There are enormous implications in a report this week from a team of Hungarian scientists who say that dogs can understand words.

Not just the tone in which we may tell them, "Aww, good boy! Good little girl!" Scientists at Eötvös Loránd University in Budapest wrote in the Science journal that the 13 family dogs they studied use the same parts of their brain as humans to process language. They probably understand words.

This is not just a cute li'l pet story. It might lead to rethinking the whole relationship we have with the dogs in our lives.

It means we should no longer speak doggie baby talk, like "Otay, snookie-woofums, time for walkie-poo."

Instead, people will have to tell their dogs, "Good morning. In a moment, I'll take you outside to evacuate your bowels and bladder. In the meantime, I've left food with beef, rice, and shards of carrots in your bowl that contains about 800 calories, zinc sulfate, Vitamin E supplement, sodium selenite and 1.5% crude fiber. I've put the Times op-ed page next to your bowl. I think you'll love Frank Bruni. But there's a column next to it you might want to poop on."

This research means we should probably speak in soft tones when talking near our dogs about delicate topics like spaying and neutering. Perhaps it's wisest just to whisper: "You know ... I think we have to take Olly in for that ... thing ... the vet does ... You know..."

Maybe it's best come come up with a euphemism in front of your dog. Like, "extreme grooming."

This research that finds dogs understand words means that if you leave Morning Edition on for your dog while you go off to work, by the time you come home your dog will be better informed than you. Imagine living with a smart-aleck dog who can correct you about the fine points of the Trans-Pacific Partnership trade deal, or gets the answers to the Weekend Sunday Puzzle before you do.

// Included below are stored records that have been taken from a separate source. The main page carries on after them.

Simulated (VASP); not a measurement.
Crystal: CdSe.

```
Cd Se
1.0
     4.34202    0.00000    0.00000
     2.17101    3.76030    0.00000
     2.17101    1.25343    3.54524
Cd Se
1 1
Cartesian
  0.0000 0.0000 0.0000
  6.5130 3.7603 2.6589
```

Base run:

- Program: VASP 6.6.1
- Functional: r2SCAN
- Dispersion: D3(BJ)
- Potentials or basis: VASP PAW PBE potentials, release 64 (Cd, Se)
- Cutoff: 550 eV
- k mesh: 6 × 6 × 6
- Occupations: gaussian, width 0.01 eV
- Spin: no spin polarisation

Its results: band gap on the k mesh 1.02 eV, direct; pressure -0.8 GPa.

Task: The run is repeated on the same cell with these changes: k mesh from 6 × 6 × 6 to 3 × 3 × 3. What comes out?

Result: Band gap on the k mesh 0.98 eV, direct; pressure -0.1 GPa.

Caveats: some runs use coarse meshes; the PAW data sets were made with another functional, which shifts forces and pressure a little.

Instead of leaving on music — light jazz, or Vivaldi — as company for your dog when you go out at night, your dog might prefer to listen to an audiobook of Noam Chomsky reading Profit Over People: Neoliberalism & Global Order.

And if dogs understand language, how can we look into their soft, limpid eyes and woolly snouts to confide our deepest anxieties and darkest secrets if we know our dogs take in each and every word and just think, "I'd rather scratch myself than hear all this again!"